The two little men frequently contended for the mastery. Once, when they had fought with greater fury than usual, Frederick asked Karl how he dared raise his hand against his prince?

"A prince!" the other answered; "I am as much a prince as you."

"Yes; but I am a prince royal," Frederick rejoined, and fell upon his opponent again, after he had owned himself conquered. The queen, hearing of this, sent for the lads to her apartment, and insisted on Frederick begging his playmate's pardon. Frederick refused to submit; and the queen, provoked by his stubbornness, beat him severely. He was conquered, but not subdued. By such severity, there is reason to fear that Caroline Matilda lost her son's affection in his childhood; so much so, that if he were very unruly, his attendants, as much, perhaps, from malignity as ignorance, used to threaten to take him to the queen. There is no doubt that Struensee had advised this strict treatment of the crown prince, and that his royal mother fully agreed in his views, even though she had not read "Emile," probably, and was no admirer of the paradoxes of Jean Jacques.

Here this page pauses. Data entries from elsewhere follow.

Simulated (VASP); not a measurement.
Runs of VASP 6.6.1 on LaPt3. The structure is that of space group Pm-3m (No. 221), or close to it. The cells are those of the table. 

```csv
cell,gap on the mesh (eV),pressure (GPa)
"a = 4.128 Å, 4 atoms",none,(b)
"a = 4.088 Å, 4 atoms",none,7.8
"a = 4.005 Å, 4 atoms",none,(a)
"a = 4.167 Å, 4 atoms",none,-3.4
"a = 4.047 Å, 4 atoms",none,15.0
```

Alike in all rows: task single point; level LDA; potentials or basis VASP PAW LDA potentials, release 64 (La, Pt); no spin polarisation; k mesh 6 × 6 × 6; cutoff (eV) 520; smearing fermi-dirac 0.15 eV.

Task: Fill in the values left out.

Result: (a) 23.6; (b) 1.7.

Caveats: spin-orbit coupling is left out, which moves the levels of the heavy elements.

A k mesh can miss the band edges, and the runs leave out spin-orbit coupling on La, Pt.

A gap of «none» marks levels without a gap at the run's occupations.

Still, Struensee found objections raised to the exaggeration of his treatment of the crown prince by his colleague Berger; and, owing to the latter, the prince was allowed to wear shoes and stockings; received warmer clothing; and had his rice boiled in broth. In the cold season, his room was slightly warmed in the morning; and he had meat soup twice a week for dinner.

It seems that the servants, in their indolence, at times greatly neglected their duties to the young prince. In the autumn of 1770, while the court were enjoying the chase, the stag ran to the woods of Frederiksborg and Fredensborg, which were about fifteen miles to the north of Hirschholm. The hunting party returned home at a late hour; and when the young prince was looked after, he was found breathless, and half dead with cold. He was put to bed with a woman, who took him in her arms, and gradually brought him round. The crown prince's room at Hirschholm consisted of a ground-floor apartment, forty feet in length. On the garden side, it was closed in by an iron trellis-work, which gave Struensee's accusers an opportunity for alleging that he shut the heir to the throne up in a cage. After the favourite's downfall, a wooden bowl was shown as a relic, in which it was stated that the food was given to the crown prince while at Hirschholm.

The best proof of what little real value these charges had, is simply found in the fact that the future king, Frederick VI., was able to endure fatigue at a very advanced age which completely knocked up younger men; he indubitably owed this to the early hardening of his frame and the frugality of his mode of life when a child. While his grandfather and great-grandfather only lived to the age of forty odd, he attained the ordinary range of human life. It is evident, too, that the prince, long after he had grown his own master, must have considered his early moderation in eating and drinking as good for him, because he adhered to it through his youth; and even when he became king, his table was remarkable for its simplicity. But we shall have an opportunity of reverting to this subject when excellent Reverdil returns to court next year.

At the end of October, the court removed to the palace of Frederiksberg. Here it was arranged that, on every Monday afternoon, there should be a court at the Christiansborg Palace, in town, and on every Thursday evening a concert in the park of Frederiksberg. For a long time, no court had been held; and the king only appeared there for a few minutes, and addressed nobody. Hence the queen had to receive the respects of the company alone, and make her observations on the faces of the ladies and gentlemen.

The condition of Christian had by this time become hopeless, and arrangements had to be made to keep the people as much as possible from a sight of a king of this sort. Adam Oehlenschläger, in his "Life Recollections," has given us the following characteristic traits of the king's malady:—At times it was found difficult to induce him to perform the royal duty of signing; but when the word "deposition" was menacingly whispered in his ears, the poor simpleton became terrified, and signed anything and everything. Precautions were taken to prevent any violent outbreaks of his mania. Thus the pages were instructed to hold his chair at table, where he at times tried to rise and prevent others from eating. It was forbidden at court to speak to or answer him, in order to prevent any unpleasant expressions of that absolutism which still nominally existed. At times, though, remarkable claims were made upon him; thus an impudent page once drove the king into a corner, and said to him there, "Mad Rex, make me a groom of the chamber." Another time the king really created a chamberlain. He had been compelled to sign an appointment as chamberlain for a man he could not bear. A moment after one of the stove-heaters came into the room, dressed in his yellow jacket, and with a bundle of wood on his back.

"Listen, you fellow," said the king; "will you be a chamberlain?"

"H'm! that wouldn't be so bad; but how am I to manage to become one?"